A woody shrub or bush with an established root system presents a challenge when complete removal is the goal. Simply cutting the plant down above the soil line is ineffective because the remaining root mass stores energy, leading to vigorous regrowth. To truly eliminate the bush and ensure it does not return, the method must focus on destroying or physically extracting the subterranean root structure. This requires a systematic approach, whether through manual labor, targeted chemical application, or long-term non-chemical alternatives.
Physical Removal Methods
The most immediate method of total elimination is the physical removal of the entire root ball, often called grubbing. This process begins by cutting the bush back to a low stump to clear the working area and provide better access to the ground. Removing a mature root ball requires digging around the stump to expose the main roots, which can be difficult due to their depth and spread.
Appropriate tools for this labor-intensive job include a heavy-duty shovel, a mattock or grub hoe for slicing through compacted soil and roots, and a root saw or axe for severing larger woody roots. For safety, wear sturdy footwear, gloves, and eye protection when using sharp or heavy tools. Once the root ball is sufficiently loosened and cut free, it can be rocked and lifted out of the ground.
Chemical Application Techniques
For many homeowners, the most effective and least physically demanding method involves using systemic herbicides applied directly to the stump. This “cut-stump” treatment is more successful than general foliar spraying because it bypasses the leaves and delivers the chemical directly to the circulatory system that feeds the roots. The process requires cutting the trunk or stem as close to the ground as possible, ideally within a few inches.
Immediately after the cut is made, a concentrated systemic herbicide, such as glyphosate or triclopyr, must be applied to the fresh surface before the plant can seal the wound. The herbicide should be focused on the cambium layer—the light-colored, living tissue just inside the bark—as this is the primary pathway for the chemical to travel down to the roots. For smaller stumps less than four inches in diameter, the entire cut surface should be treated.
Triclopyr is available in both water-soluble and oil-soluble forms. The oil-based version allows for a basal bark treatment on smaller stems, where the herbicide is applied to the lower 12 to 18 inches of bark. Always use personal protective equipment, such as gloves and eye protection, and strictly follow the product label instructions to ensure safety and prevent environmental contamination.
Non-Chemical Alternatives
Alternatives to chemical treatments focus on eliminating the root system over an extended period without synthetic herbicides. One method is solarization or smothering, which involves covering the cut-down stump and surrounding soil with heavy, opaque material like black plastic sheeting or thick cardboard. This process starves the remaining plant tissue of sunlight and moisture, slowly killing the roots. This method requires patience, as it can take six months to a full year for the root system to expire.

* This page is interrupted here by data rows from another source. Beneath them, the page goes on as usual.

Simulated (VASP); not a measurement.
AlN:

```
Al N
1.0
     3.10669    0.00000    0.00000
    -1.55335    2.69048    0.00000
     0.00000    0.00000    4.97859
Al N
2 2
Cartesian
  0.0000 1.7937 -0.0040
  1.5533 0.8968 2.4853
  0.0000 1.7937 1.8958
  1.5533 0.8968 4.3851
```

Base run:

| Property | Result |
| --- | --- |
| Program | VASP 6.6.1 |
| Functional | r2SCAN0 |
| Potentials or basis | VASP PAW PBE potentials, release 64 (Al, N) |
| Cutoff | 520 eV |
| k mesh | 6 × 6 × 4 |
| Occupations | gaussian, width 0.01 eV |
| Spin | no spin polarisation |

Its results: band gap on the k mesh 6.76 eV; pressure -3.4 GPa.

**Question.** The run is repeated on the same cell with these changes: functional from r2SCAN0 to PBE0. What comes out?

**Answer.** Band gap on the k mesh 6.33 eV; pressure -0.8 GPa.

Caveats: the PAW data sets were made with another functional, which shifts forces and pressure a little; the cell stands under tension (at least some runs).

A less recommended alternative involves drilling holes into the cut stump and filling them with high concentrations of rock salt or horticultural vinegar. While these substances are common household items, they act as non-selective contact killers that can dramatically alter the soil chemistry. Excessive use of salt, in particular, can render the surrounding area barren for years by preventing other plants from establishing.
Disposal and Prevention of Regrowth
After the bush is confirmed dead, the remaining stump and above-ground material must be managed. If chemicals were used, the dead plant material may require special disposal, such as landfilling, rather than composting or chipping, to avoid spreading residual herbicide. The area must also be monitored closely for signs of suckering—the emergence of new shoots from remaining root fragments.
Suckers are the plant’s attempt to use its stored root energy to survive the trauma of being cut down, and they must be addressed quickly to prevent re-establishing. Small suckers should be pulled off the root cleanly rather than cut, as cutting can sometimes encourage more regrowth. If a systemic herbicide was used on the original stump, new suckers can be spot-treated by dabbing concentrated herbicide directly onto the freshly cut stem of the sprout.